Yeah, totally. In those days you had to try to keep up with the Beatles! But, to be honest, I didn’t really like orchestrating the songs. It definitely wasn’t my idea — it was Paul Rothchild’s. I never would have done it.
Does it sound better to you now?
Actually, it does sound better with time. But I never thought it sounded bad—I just thought it didn’t sound like us. The Doors were lost. It was Jim and the orchestra.
This was the first album where you had individual songwriting credits.
Right. Jim originally wanted everything to say “written by the Doors” to keep things mysterious. But everybody just took it for granted that he wrote everything. I think he realized that wasn’t fair and wanted to give others credit.
Did he actually write the music on those songs where he alone is credited?
No. He would hear the song in his head. But he didn’t play anything, so he would sing a vocal melody, and we would have to figure out what to do. But a lot of times he just had a poem on paper and I would come up with something. Other times I would come up with a melody, and he’d put words to it.
What about the Soft Parade sessions sticks out in your mind?
The endless mixing sessions. That was a very long, drawn-out album. We spent more money on it than we did on any other album. And Jim was hard to find. All the mixing bored the hell out of him. But I think his drinking problem wasn’t as bad as it was on Waiting for the Sun, because he had started making a film, which kept him busy.
There was one funny thing that happened. This crazy guy appeared and apparently he thought that “The Celebration of the Lizard” [a Morrison poem which appeared on Waiting for the Sun] was written about him. He was yelling, “How did you know that I’m the Lizard King, goddamn it! That’s me. You wrote a song about me!” And he smacked Ray right in the eye because he thought Ray was Jim. Ray had his glasses on and they just crumpled. It was a mess.
Before the poem appeared had you ever heard Jim refer to himself as the Lizard King?
He was always obsessed with lizards—he loved that kind of stuff because he’d seen it on acid a lot. But I don’t know when he came up with “I am the Lizard King.” I think he wished he had never said that. It was just another thing he had to live up to.
During the Soft Parade tour, your Miami concert erupted in pandemonium and was canceled. Later Jim was charged with indecent exposure. What do you remember of the concert?
Well, first of all, Jim did not pull it out. But it was bedlam, just total craziness. The place was oversold, thousands of people swarmed the stage, and it collapsed. I remember Jim just rolling around in the midst of all those people and I was wondering if we would ever get out of there. It was very much like in the movie — they did a real good job on that one.

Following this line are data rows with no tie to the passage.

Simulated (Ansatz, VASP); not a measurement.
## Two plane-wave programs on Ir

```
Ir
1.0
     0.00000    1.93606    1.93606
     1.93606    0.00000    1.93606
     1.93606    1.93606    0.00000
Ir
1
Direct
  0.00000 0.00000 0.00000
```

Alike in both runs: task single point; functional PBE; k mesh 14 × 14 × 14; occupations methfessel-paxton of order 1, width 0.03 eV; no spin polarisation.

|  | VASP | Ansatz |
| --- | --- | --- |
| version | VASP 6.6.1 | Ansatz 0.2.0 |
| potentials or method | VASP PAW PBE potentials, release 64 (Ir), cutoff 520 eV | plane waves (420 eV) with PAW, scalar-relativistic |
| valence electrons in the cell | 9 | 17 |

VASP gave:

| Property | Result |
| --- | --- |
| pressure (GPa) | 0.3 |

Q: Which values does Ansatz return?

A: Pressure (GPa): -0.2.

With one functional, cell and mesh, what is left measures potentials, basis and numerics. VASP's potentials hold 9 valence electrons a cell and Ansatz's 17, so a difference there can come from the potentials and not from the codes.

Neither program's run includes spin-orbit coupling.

But you had no sense that the incident was going to turn into such a big thing?
No, hell no! Okay, the concert was fucked up, and we didn’t finish, but nobody was angry, nobody asked for their money back. And the cops were friendly — they sat around drinking beers with us after the show. Nothing happened until a week later, when somebody decided to make a stink about it. Some politician decided to make their career at our expense. Then it fucked everything up. We couldn’t play anywhere for a year. The Hall Managers’ Association basically banned us.
Did Jim feel very persecuted?
I’m sure he did. But he wasn’t surprised. He knew he was pushing authority as far as it could go. We really did have the sense that we had pushed the system to the edge and finally they were pushing back.
Released March 1970
“Roadhouse Blues” and a couple of other songs on Morrison Hotel hinted at the changes to come on L.A. Woman—heading in a bluesier, more bare-bones direction.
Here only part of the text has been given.